Brent,
Easy. 64 feet by 70 feet by 50 feet high.
--Ethan
OK Ethan and friends. I want to build a great studio for grand piano and choral recording. Let's say that I am building from scratch, in a shell. What dimensions would you use and why?
When you die, you can't take it with you. So, can I have it?
Brent,
Easy. 64 feet by 70 feet by 50 feet high.
--Ethan
Ethan,
Come on, the guy's name is "low D". If he builds a room with those ratios (70x64x50), he'll wind up with modal resonances at low Bb, low C and low E, and the resulting whole tone scale could send him into lala land and cause him to have an identity crisis.
Hey Brent, what's the lowdown on your budget? How many square feet can you afford?
--Wes
Wes Lachot Design
www.weslachot.com
Brent,
Actually, it is possible to talk about room ratios without specifying square footage or volume, since the whole thing can be shrunk or expanded without affecting the relative dimensions. It's just hard to know what's practical without more specific info.
The various books by F. Alton Everest list several sets of ratios relentlessly, and there is a danger of folks blindly believing that these are the only possible "good" ratios. In truth, the possibilities are somewhat limited, but there are plenty more good ones than the ones listed.
In one of his books, Everest mentions this set of preferred ratios:
1 / cube root of 2 / cube root of 4
This looks a little scary at first, until you realize that it's really just a series of major thirds, like C / E / G#.
Those would be the fundamentals, then you'd have 2nd harmonics an octave up, again at C,E, and G#.

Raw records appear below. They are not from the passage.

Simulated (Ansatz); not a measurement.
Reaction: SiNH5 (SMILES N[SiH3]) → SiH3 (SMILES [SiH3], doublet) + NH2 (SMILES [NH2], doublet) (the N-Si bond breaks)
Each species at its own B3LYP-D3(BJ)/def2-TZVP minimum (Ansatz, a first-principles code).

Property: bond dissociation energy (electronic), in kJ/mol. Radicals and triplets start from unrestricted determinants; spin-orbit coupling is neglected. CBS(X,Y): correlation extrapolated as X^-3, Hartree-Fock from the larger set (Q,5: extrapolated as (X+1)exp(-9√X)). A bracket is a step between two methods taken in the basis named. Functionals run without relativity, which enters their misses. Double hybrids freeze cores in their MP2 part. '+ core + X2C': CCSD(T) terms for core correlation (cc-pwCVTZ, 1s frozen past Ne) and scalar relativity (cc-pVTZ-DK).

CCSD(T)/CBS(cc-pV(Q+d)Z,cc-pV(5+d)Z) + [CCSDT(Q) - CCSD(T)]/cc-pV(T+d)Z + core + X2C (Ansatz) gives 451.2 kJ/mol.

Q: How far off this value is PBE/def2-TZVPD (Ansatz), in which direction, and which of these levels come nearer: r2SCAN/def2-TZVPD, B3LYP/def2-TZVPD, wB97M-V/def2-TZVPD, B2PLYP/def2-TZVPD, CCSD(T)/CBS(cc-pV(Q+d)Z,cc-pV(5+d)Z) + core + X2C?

It doesn't take a musical or acoustical genius to figure out that we're looking at very even modal spacing in the first 2 octaves, and that's where modes really matter. How could it be any more even?
So there you go. But there are others, so don't give up if these aren't practical.
--Wes
Oh yeah, I almost forgot. Translating to feet and inches, that would be 16'-0 H x 20'-2" W x 25'-4 3/4" L. You can make the whole thing larger or smaller by multiplying all three numbers by a common factor.